Traditionally, hedge funds have been off limits for many mutual-fund investors. Because of the risks involved Hedge funds in the past were sold almost exclusively to only a limited number of wealthy investors who presumably didn't need all of the government and financial-industry protections provided to mutual-fund buyers.

 

No more. Now there are funds of hedge funds. These funds have lower investment minimums than the individual hedge funds themselves and each can sign up a greater number of investors.

 

While hedge funds are entering the investment mainstream, there have been a number of recent failures at high-profile hedge funds. Gotham Partners Management Co. closed its biggest hedge funds earlier this year after sudden real-estate losses. And US federal prosecutors have launched a criminal investigation into Beacon Hill Asset Management LLC, a hedge fund that lost more than 50% of its value last fall through bets made in the mortgage-backed securities market.

 

So what's the difference between mutual funds and hedge funds? Much of the following applies to both closed-end mutual funds, which trade like stocks on exchanges, as well as to open-end mutual funds, but it focuses on the more popular open-end funds.

 

Both mutual funds and hedge funds are baskets of securities. Investors don't directly own the securities in the basket but buy and sell an interest in the basket itself. But mutual funds are organized as investment companies while hedge funds are organized as limited partnerships. The general partner in a hedge fund, who manages the portfolio, normally has a significant personal investment in the fund. Even with some notable exceptions, that typically isn't the case for mutual-fund managers.

 

Hedge-fund managers usually try to make money irrespective of whether the stock and bond markets are rising or falling. By comparison, most mutual-fund managers have trouble showing gains when markets are declining for extended periods. Rather than measuring whether or not they make money for their investors, mutual funds most often gauge their success or failure by comparing their performance to an appropriate market index. Gain more -- or lose less -- during the year than the Standard & Poor's 500-stock index, for example, and stock mutual-fund managers receive kudos, and often bonuses, based on their relative performance. Success for hedge-fund managers, on the other hand, requires them to show real gains for investors or their pay will be cut.

 

That doesn't mean hedge funds make money in all market conditions. Some salespeople have misled investors by saying hedge funds never have down years. That's led to a lot of disappointed expectations. While a hedge-fund manager is always focused on absolute return, he's not always going to do it.

 

To generate positive returns, hedge-fund managers use a range of investing tools, such as short selling and leverage, that typically are used to just a limited degree by mutual funds. But while these tools can be used to "hedge" against declines in markets -- giving hedge funds their name -- they also can involve substantial risk.

 

While some mutual funds have a limited ability to sell stocks short and to leverage, meaning to invest with borrowed money, hedge funds can play to their hearts' content, Because of that, mutual funds tend to be long only, buying stocks or bonds, while hedge funds can use a variety of strategies.

 

Hedge funds often combine long and short positions to exploit differences in the price of a single security that trades in more than one market or differences in the prices of two securities that are issued by the same company or entity or have some other relationship. When these pricing differentials are tiny, a fund may borrow money in order to increase the size of its bets. This can lead to bigger profits if the prices move in the direction a fund manager anticipates, but it can magnify losses if the manager gets it wrong.

 

Hedge funds tend to concentrate their portfolios in fewer investments than the average diversified mutual fund, another factor that can contribute to risk. And while mutual funds generally invest in securities of publicly traded companies that are the easiest to buy and sell, hedge funds may invest in securities of distressed companies that trade infrequently or in securities of privately held companies that rarely change hands.
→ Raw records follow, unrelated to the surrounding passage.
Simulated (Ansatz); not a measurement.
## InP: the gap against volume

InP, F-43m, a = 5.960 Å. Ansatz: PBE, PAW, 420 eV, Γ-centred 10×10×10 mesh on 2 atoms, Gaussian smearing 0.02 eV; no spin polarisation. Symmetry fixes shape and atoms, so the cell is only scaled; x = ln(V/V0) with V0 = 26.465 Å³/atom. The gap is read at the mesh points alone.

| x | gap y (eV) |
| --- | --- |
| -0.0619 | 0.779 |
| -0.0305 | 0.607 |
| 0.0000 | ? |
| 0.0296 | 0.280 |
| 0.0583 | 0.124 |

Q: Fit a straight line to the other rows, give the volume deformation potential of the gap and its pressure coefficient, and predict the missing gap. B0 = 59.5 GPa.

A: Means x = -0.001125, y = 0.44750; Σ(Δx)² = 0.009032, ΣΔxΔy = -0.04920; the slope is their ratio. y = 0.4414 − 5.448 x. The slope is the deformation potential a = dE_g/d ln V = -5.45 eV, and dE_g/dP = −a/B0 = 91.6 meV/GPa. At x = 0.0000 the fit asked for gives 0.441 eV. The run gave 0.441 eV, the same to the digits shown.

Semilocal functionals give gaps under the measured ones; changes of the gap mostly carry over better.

Hedge funds have more leeway than mutual funds to "time" the market, putting money to work when they see opportunities to profit and moving large portions of their portfolios into cash when the going gets tough. By comparison, many mutual-fund managers feel obliged to remain fully invested regardless of the market environment.

 

Unlike mutual funds, which are highly regulated, hedge funds aren't required to meet most the registration and disclosure requirements, so many of the protections that investors have come to expect in mutual funds are missing.

 

Getting money out of hedge funds can take time. Unlike the daily withdrawals allowed by most mutual funds, many hedge funds lock investors' money up for a year or more, and then buy back limited partnership interests only a few times a year.

Hedge funds also charge much higher fees than mutual funds. In addition to a management fee of 1% or 2% of assets charged regardless of performance, hedge-fund managers typically keep between 15% and 25% of any profit they make for investors. Funds of hedge funds charge their own management fees of 1% of assets and performance fees of as much as 10% on top of those charged by the underlying managers. Add in the sales charges and distribution fees that smaller investors typically pay, and a fund of hedge funds has to make a lot of money before investors break even.

 

On the plus side for investors, hedge-fund managers can charge a performance fee only if they make money, so their interests are aligned with those of their clients. And if a hedge fund loses money, it has to make investors whole again before it can levy the performance fee in the future. This practice is known in the industry as a "high-water mark." Mutual-fund companies, by comparison, usually charge the same fees whether the fund makes money or not.